Write your own custom parser for Kafka

Kafka topics often contain data that does not fit neatly into Deephaven's built-in formats such as simple, JSON, Avro, or Protobuf. In these cases, you can write your own parser or use an object processor that converts raw bytes from Kafka into rich objects and table columns.

This guide shows how to:

  • Understand when you need a custom parser.
  • Consume raw bytes or structured data from Kafka into a Deephaven table.
  • Apply custom parsing logic to build a domain object.
  • Project that object into regular Deephaven columns.

Note

If you are new to Kafka in Deephaven, read Connect to a Kafka stream and Kafka basic terminology first.

When to use a custom parser

Built-in Kafka specs such as simpleSpec, jsonSpec, avroSpec, and protobufSpec cover the most common patterns.

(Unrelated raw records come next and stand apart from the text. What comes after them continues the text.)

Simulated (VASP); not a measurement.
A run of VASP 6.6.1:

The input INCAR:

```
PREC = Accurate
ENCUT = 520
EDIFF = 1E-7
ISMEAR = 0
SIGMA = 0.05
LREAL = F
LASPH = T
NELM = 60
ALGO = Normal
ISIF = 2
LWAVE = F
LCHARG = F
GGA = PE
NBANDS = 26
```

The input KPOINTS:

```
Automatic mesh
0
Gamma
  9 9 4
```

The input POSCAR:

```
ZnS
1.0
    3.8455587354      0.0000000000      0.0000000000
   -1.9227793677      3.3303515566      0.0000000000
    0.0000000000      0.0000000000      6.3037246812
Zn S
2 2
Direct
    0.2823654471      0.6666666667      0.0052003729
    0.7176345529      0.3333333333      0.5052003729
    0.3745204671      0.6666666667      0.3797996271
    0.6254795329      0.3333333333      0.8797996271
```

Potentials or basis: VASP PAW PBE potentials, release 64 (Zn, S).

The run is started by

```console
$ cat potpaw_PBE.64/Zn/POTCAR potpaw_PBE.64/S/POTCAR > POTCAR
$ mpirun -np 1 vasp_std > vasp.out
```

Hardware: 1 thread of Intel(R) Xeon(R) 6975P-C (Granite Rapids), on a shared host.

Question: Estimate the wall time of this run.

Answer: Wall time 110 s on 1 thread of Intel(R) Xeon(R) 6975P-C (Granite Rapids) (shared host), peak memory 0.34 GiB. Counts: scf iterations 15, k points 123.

A custom parser is useful when:

  • The payload is a non-standard encoding.
  • The payload structure changes frequently but maps to a stable internal model.
  • You need complex validation or transformation during parsing.
  • You want to parse into a domain object and then derive multiple columns from it.

In this guide, you will:

  1. Define a domain class for your records.
  2. Use JSON tools to map Kafka values into that class.
  3. Expose the parsed object fields as columns in a Deephaven table.

Prerequisites

  • Kafka is running with a topic you can read from.
  • Deephaven Groovy server is running with access to that Kafka cluster.
  • You are comfortable with basic Groovy and classes.
  • You understand the basics of Kafka in Deephaven.

Step 1: Define a domain class

Start by defining a Groovy class that represents the logical payload you want to work with.

class Person {
    int age
    String name

    Person(int age, String name) {
        this.age = age
        this.name = name
    }
}

This example assumes each Kafka value contains an age and name field.

Step 2: Describe the payload with column definitions

Next, you define column definitions that describe the columns you want in the Deephaven table, and a mapping from JSON field names to those column names.

import io.deephaven.engine.table.ColumnDefinition

ageDef = ColumnDefinition.ofInt('Age')
nameDef = ColumnDefinition.ofString('Name')

ColumnDefinition[] colDefs = [ageDef, nameDef]

mapping = ['age': 'Age', 'name': 'Name']
  • colDefs describes the Deephaven columns you want.
  • mapping explains how JSON field names map onto those columns.

Step 3: Create a JSON spec and consume the topic

You can now build a JSON spec using KafkaTools.Consume.jsonSpec and pass it to consumeToTable.

import io.deephaven.engine.table.ColumnDefinition
import io.deephaven.kafka.KafkaTools

// Define column definitions for JSON deserialization
ageDef = ColumnDefinition.ofInt('Age')
nameDef = ColumnDefinition.ofString('Name')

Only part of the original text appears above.